Recently, I’ve taken to writing mass emails to all of the team members that work at my company. I write these emails twice a week: once on Friday evenings and again on Sunday afternoon.
I do this every week, too. There’s no real “occasion” that calls for these emails. I’m not writing them because there’s a long holiday weekend coming up or to remind my team of any special occasions on the horizon. I also don’t send these emails to chastise anyone in a passive aggressive manner either — no “friendly reminders” about calling ahead of time if you’re running late or anything of that nature.
So, what exactly goes into these emails? They are weekly updates, with one that closes out the end of the week and another that preps our team for the workweek to come. If you run a small business and this sounds like something you might be interested in doing, here’s how to draft your own and the effect they have (or are likely to have) on your team.
What kind of content goes into emails winding down the week?
Does anyone really check their inbox on a Friday? Statistics have long proven that Tuesdays, Thursdays, and Wednesdays are the best days to send emails for high open rates. However, these statistics generally apply to business-based communication and not necessarily in-house company emails.
I know that by Friday evening my team is tired from putting in their best and looking forward to taking a break. In spite of all that hard work, I don’t want anyone to forget all of the great wins made throughout the week either.
When I draft these messages on Friday nights, I summarize the week that was. If there’s anything in the works, like a product launch or a website redesign, I keep everyone in the loop as to where we are in the completion stages. Big wins are highlighted and congratulations are given to their respective departments, although I try to acknowledge every department since each one contributes so much.
This email is written almost entirely in bullets and often has a catchy title. These are my little tricks of the trade to encourage my team to open and read it, knowing that it will be easy to absorb and a nice note to close out the week.
What goes into drafting an email to start the week off right?
I’ve written about the dread that many face when going into work on Monday — a feeling so powerful that it starts as soon as Sunday with the “Sunday Scaries” feeling. Is there any way to make a message about Monday something to look forward to?
Often, the key to doing this is found in the subject header. “Monday morning… Good stuff!” was the subject line I gave my most recent email to anticipate the workweek ahead of us. I like to set expectations in these emails of the week to come and to anticipate certain things coming up. A kind word also helps get everyone motivated early on too, like messages from our customers praising our team. I acknowledge everyone for their hard work before it happens because I know that the week will be fantastic, thanks to everyone’s ‘in it to win it’ attitudes and commitment.

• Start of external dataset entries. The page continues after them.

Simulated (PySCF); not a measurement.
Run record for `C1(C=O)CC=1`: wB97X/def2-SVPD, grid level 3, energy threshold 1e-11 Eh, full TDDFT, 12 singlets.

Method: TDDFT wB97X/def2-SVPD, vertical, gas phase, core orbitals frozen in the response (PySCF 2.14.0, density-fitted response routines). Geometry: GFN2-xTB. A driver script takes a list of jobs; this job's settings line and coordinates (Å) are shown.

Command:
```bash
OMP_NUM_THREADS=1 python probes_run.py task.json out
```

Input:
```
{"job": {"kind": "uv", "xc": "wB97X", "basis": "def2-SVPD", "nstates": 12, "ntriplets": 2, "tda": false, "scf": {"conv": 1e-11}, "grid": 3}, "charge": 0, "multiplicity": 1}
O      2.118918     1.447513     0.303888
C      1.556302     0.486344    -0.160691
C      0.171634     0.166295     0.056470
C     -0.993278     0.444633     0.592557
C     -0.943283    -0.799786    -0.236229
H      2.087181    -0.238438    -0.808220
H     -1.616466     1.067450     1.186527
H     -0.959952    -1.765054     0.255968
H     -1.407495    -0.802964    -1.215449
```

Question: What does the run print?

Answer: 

Do these emails have any real impact on workers?
I like to sign off on my emails by requesting that if anyone has questions, ideas, or feedback, they’re welcome to reach out to me. While you might think a sentiment like that has the potential to fall flat, it never does. Nearly everyone on our team reads these emails and writes back to me messages of encouragement. Sometimes they will reply all so that the entire team can read what they wrote, which inspires many to add on to the good news train.
The best kinds of responses, however, are the emails I get thanking me for taking the time to pen these messages. I know it’s not a requirement of me and I do not “have” to do it. But, it would be strange to live in a world where everyone only did what was barely required of them and no more than that. I have fun writing them and I like it even more that my team anticipates these quick blurbs.
I’ll keep writing these emails simply because they are enjoyed at the beginning and end of the week. That’s reason enough for me.